You probably heard that Wednesday was Lou Gehrig Day throughout MLB.  There are few greater or more inspiring players in baseball history than the Iron Horse.  June 2 was the day Gehrig broke into the Yankees lineup in 1925; June 2 was also the day that he succumbed the illness that came to bear his name, in 1941.  As famous as he is, Gehrig will always be remembered in conjunction with the Babe Ruth. 

Speaking of the Bambino, I was shopping at Home Depot over the weekend.  The guy checking us out noticed my Braves cap, and asked, “you a Braves fan?” I said of course.  He said, “Let’s see how much you know about baseball history. Who is the only player in history to spend his career for one franchise but play at home in three cities?” Without hesitation, I replied “That would be old 41, Eddie Mathews—Boston, Milwaukee, and Atlanta Braves.”  “OK, you seem to know the Braves. What three Braves hit over 500 home runs?” I had to think about this one for a few seconds.  Mathews and Aaron, of course, and then I remembered Ruth.  He had tried to stump the wrong guy about Braves history.

Actually, I suspect most of y’all would have been able to answer those questions.  You probably know that the Sultan of Swat spent his last season with the Boston Braves.  You may not remember that the Babe’s final game was June 2, 1935. Ruth’s brief time with the Braves was not a happy experience. He didn’t hit well, he didn’t feel well, and he argued with the team owner, Judge Fuchs, constantly.  On May 25, he hit 3 home runs in a game (numbers 712, 713, and 714), but over the next week he went 0-13. Ruth wanted to be named manager, and when it became obvious that wasn’t going to happen, he announced his retirement on June 2.  Ruth remained bitter about his time with the Braves and team ownership.

The Braves were terrible in 1935, finishing 38-115.  Many of the Boston years were like that—no hope from the beginning.  I suffered through many such teams like that in the first 25 years of the Atlanta Braves.

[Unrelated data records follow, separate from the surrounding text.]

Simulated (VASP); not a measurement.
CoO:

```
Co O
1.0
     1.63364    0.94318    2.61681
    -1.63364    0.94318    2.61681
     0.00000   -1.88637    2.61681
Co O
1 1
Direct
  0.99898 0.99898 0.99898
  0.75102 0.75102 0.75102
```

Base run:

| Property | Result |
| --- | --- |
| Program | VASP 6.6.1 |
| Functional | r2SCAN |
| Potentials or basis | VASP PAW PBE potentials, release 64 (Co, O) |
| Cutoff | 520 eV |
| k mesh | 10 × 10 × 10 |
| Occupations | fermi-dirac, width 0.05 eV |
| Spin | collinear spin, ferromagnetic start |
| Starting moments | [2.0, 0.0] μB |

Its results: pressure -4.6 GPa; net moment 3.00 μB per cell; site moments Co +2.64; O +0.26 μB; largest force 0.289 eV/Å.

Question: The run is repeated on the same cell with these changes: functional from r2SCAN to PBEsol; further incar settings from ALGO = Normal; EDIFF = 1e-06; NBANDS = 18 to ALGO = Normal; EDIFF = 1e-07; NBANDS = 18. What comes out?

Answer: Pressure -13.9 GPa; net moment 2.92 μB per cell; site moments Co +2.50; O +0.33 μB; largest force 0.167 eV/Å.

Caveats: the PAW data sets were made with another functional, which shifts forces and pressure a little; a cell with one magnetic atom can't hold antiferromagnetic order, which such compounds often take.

What’s worse about this year is that they ought to be better.  It’s not unreasonable to expect them to compete for the division lead all the way to the end.  As someone (was it Game, Blauser?) noted in comments in the last day or two, it’s been a while since a Braves team underperformed.  The last three seasons we exceeded expectations, and the three before that no one expected anything good. This kind of season is harder to take.

It’s not dark yet, but it’s getting there.  Still just 4.5 out of first place, but things aren’t improving and the Dodgers are coming to town.  Before that, the Braves can salvage a split of this series with a win in Thursday’s noon game behind Tucker Davidson.